Florida Back-Over Accident Results in Elderly Deaths by Elderly Driver

A 79-year-old South Florida woman received a non-criminal citation after backing out of a parking space into a crowd of pedestrians, killing three fellow senior citizens and injuring four others.
Authorities say the driver lost control of her sport utility vehicle while backing out of a handicapped parking space near the front of a church parking lot. She also struck a curb and a tree before the vehicle came partially to rest in a creek. She is not expected to face criminal charges, as no drugs, alcohol or maliciousness is believed to have played a role in the crash. It is likely, however, that her driver’s license will be permanently revoked. The woman reportedly confused the gas and brake pedals.

Fort Lauderdale car accident lawyers recognize that this tragedy presents an opportunity to discuss two major traffic safety issues: Elderly driving and back-over accidents.

With regard to the latter, the National Highway Traffic Safety Administration recently announced the finalization of a set of federal standards that will require all vehicles under 10,000 pounds have back-up cameras equipped standard by 2018. Many newer vehicles already have the devices, but they aren’t required.

The rule has been many years in the making, with Congress in 2008 calling for change after a number of high-profile incidents in which parents had backed over their own young children, killing them. The U.S. Department of Transportation had proposed the regulations in 2010, but the Obama Administration delayed the implementation several times over concerns about cost.

But as cases like this show, the human toll is far too high to wait any longer. Children and the elderly are the most common victims of back-over accidents. The NHTSA estimates that, on average, nearly 300 people die each year as the result of injuries sustained in back-over accidents. Another 18,000 are seriously hurt.

Children and the elderly are shorter in stature (therefore tougher to see) and tend to have slower reaction times (or may not realize they need to react).

While back-over accidents are a risk for any driver, this tragic situation reveals how important it is for older drivers to recognize their behind-the-wheel limitations. The AAA’s Senior Driving website provides a host of resources for aging drivers and relatives. Loved ones can have some difficulty determining when it might be time to encourage an older person to relinquish the keys for good, but it’s important that it remains part of an ongoing conversation. Some warning signs of danger that the agency identifies:
–Does the driver ever confuse the gas and brake pedals?
–Does the driver seemingly ignore or miss stop signs or other traffic signals?
–Do other drivers frequently pass or honk at the driver, even when traffic is moving seemingly slowly?
–Does the driver ever got lost or easily disoriented?
–Does the driver ever seem to straddle lanes or weave in and out of traffic?

These are indicators that it may be time to have a discussion about at the very least limiting driving activities.
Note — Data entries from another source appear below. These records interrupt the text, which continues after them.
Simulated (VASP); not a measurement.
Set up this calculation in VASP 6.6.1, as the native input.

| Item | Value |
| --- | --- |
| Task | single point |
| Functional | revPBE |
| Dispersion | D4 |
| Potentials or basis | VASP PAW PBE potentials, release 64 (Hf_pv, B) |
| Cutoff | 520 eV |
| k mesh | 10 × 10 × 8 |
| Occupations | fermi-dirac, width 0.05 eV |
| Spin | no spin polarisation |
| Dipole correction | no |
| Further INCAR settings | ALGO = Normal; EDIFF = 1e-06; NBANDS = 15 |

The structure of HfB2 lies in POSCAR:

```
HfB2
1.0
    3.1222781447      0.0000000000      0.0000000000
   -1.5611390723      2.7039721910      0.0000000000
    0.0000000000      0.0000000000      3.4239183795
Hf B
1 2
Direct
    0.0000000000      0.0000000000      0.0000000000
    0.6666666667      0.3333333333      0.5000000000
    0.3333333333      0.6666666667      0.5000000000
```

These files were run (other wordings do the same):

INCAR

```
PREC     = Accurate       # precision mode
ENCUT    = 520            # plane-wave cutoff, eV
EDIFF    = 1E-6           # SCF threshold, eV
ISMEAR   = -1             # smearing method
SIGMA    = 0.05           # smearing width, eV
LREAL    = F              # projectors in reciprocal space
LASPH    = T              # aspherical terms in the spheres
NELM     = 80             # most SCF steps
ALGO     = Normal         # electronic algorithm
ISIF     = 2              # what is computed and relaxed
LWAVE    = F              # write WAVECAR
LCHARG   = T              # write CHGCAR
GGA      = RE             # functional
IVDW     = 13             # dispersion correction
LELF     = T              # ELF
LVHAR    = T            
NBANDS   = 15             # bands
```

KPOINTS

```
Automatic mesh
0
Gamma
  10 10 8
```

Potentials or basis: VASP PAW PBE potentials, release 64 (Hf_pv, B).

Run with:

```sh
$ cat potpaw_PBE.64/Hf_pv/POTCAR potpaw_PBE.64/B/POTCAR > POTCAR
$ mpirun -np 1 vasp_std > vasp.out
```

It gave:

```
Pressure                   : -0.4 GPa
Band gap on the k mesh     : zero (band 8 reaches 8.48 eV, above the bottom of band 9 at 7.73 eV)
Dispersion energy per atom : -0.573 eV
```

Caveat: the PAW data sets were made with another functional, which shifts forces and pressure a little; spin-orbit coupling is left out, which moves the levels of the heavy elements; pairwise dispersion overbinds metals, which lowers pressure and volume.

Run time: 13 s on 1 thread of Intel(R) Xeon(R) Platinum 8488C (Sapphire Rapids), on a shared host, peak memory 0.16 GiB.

In terms of preventing back-over accidents, all motorists are encouraged to:
–Always operate on the assumption that children or others could be present. Carefully check the street, driveway and roadway before pulling out slowly.
–If you have young children, always know where they are before backing out. Always look behind as you back out slowly with the windows rolled down.
–Use extreme care each time you back up. Drivers of trucks or SUVs need to be mindful of the fact that their blind spot is especially large.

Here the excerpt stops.